Bass guitar and Distortion guitar relationship

Klosure

Member
Nov 26, 2009
321
0
16
For yeeeeeears I have struggle witht he bass and guitar relationship. My mixes in other genres have improved significantly but as soon as I go into heavy territory im up against a brick wall.

I reference a lot of Katatonia/Jens mixes.

I fight with 2 main problems, one the sharpness of the guitar/volume (I am unsure which is bothering me more). For example guitar goes down in volume, sounds week so I play with EQ, then sounds thin. Either that or too loud or harsh. I think I have a good guitar tone from the start but further on down the line I find its just not working/I dont know how to adjust it.

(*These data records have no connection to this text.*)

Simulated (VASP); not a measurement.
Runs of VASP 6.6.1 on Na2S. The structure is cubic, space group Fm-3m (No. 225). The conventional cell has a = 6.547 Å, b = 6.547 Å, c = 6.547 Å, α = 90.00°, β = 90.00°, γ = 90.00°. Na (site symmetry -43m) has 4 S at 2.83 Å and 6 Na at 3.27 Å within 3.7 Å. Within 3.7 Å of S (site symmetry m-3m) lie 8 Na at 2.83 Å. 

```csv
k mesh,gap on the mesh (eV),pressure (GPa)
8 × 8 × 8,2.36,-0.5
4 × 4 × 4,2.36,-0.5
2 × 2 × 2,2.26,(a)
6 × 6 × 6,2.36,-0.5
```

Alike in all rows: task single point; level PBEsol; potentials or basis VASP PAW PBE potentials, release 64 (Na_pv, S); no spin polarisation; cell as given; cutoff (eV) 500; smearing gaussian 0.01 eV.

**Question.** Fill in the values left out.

Oddly enough I seem to have similar but different problems with real amps. Moving the mic around helps and I record several mics at one but then the Bass and guitar relationship seem wrong.

The end result is I can back the 2 off to let the drums come through but my mixes sound quiet in comparison, even using a clipper combined with other tools ie limiters on the 2 bus, I just cant keep the power/dynamics. The mids get too much from the guitar volume and that low mid power gets lost.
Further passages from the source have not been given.